This article explains why, when, and how to use self-managed Kubernetes clusters in Azure for testing custom scenarios.

Kubernetes has gotten so large and complex that most companies prefer to use the managed service (e.g. AKS) instead of running it themselves. By using a managed Kubernetes service, this frees up the operations team to focus on their core competency instead of optimizing, backing up and upgrading of Kubernetes.

While this reduces the operational burden, you lose the ability to modify the platform. Sometimes these are acceptable tradeoffs, sometimes you need to manage it yourself.

Historically, AKS-engine was the OSS tool for creating unmanaged Kubernetes clusters on Azure, but it had some limitations. CAPI/CAPZ is the go-forward solution for creating and operating self-managed clusters declaratively.

I highly recommend reading Scott Lowe’s article on An introduction to CAPI. It covers a lot of terminology and concepts used here.

One of the reasons for using CAPI/CAPZ is as a testing and development tool for Kubernetes on Azure. For example, you might need to build and test the following scenarios:

• A kernel change to the worker nodes
• A modification to the K8S config on control plane nodes
• An installation of a different CNI
• The use of K8S to manage K8S

This diagram represents a high level architecture of a starter CAPI/CAPZ cluster.

The rest of this article will explain how to implement the above scenarios utilizing the CAPI quickstart. Because the command arguments will change over time, this article will describe the steps and provide a link to the full details like this:

Link to CAPI Quick Start with details: base command to run

Create the KIND Cluster

Similar to RepRap, CAPI uses a Kubernetes cluster to make more Kubernetes clusters. The easiest way is with Kubernetes IN Docker (KIND). As the name implies, it’s a Kubernetes cluster which runs as a Docker container. This is our starting point for what we call “Bootstrap Cluster”.

Create Kind Cluster: kind create cluster

Initialize cluster for Azure

We will use this bootstrap cluster to initialize the “Management Cluster” which contains all of the CRDs and runs the CAPI controllers. This is where we will apply all of our changes to meet our scenarios.

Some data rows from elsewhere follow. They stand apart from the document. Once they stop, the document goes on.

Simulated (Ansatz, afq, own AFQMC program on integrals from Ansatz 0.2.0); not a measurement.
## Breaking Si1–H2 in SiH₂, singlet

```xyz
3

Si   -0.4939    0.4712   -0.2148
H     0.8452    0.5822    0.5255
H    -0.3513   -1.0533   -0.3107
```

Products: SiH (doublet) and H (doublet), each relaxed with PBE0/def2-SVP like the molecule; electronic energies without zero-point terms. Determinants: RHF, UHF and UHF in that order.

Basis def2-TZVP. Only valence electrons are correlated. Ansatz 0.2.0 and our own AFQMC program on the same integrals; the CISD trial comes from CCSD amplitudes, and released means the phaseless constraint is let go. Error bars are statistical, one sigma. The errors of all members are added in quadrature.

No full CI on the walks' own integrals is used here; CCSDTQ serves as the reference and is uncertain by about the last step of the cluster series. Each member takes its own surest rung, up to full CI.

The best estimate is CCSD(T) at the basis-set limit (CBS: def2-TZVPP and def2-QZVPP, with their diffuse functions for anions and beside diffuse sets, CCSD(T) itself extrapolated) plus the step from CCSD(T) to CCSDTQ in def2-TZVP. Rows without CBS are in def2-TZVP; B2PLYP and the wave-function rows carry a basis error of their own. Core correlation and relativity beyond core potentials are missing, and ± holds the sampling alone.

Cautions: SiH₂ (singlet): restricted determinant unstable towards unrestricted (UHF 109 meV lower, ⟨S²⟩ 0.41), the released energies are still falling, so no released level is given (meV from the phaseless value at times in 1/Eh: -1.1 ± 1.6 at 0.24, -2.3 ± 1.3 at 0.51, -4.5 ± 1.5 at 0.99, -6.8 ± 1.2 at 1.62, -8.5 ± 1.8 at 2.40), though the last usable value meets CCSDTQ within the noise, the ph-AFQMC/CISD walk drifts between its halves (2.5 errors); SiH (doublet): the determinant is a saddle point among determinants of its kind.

Initialize cluster for Azure: clusterctl init --infrastructure azure

Generate cluster configuration

Now that our management cluster is ready, we want to define what our workload cluster will look like. Thankfully, there are different flavors we can pick from. By using the default, we will get an unmanaged K8S cluster using virtual machines.

Generate cluster configuration: clusterctl generate cluster capi-quickstart > capi-quickstart.yaml

We now have a file which contains the CRDs which will define our workload cluster. We will modify capi-quickstart.yaml and edit the CRDs to implement each of our scenarios.

Full documentation is available for CAPI (baseline) CRDs and CAPZ (Azure specific resources) CRDs.

Scenario: Worker node kernel change

If we want to modify the worker nodes, we likely want to add a preKubeadmCommands and postKubeadmCommands directive in the KubeadmConfigTemplate.

preKubeadmCommands allows a list of commands to run on the worker node BEFORE joining the cluster.

postKubeadmCommands allows a list of commands to run on the worker node AFTER joining the cluster.

apiVersion: bootstrap.cluster.x-k8s.io/v1alpha4
kind: KubeadmConfigTemplate
metadata:
  name: capi-quickstart-md-0
  namespace: default
spec:
  template:
    spec:
      preKubeadmCommands:
        - wget -P /tmp https://kernel.ubuntu.com/<path>.deb
        - dpkg -i /tmp/<package name>.deb
      postKubeadmCommands:
        - reboot

After you’ve made these changes, you can proceed to the rest of the steps by applying the resources to your management cluster which will then create your workload cluster and deploy the CNI.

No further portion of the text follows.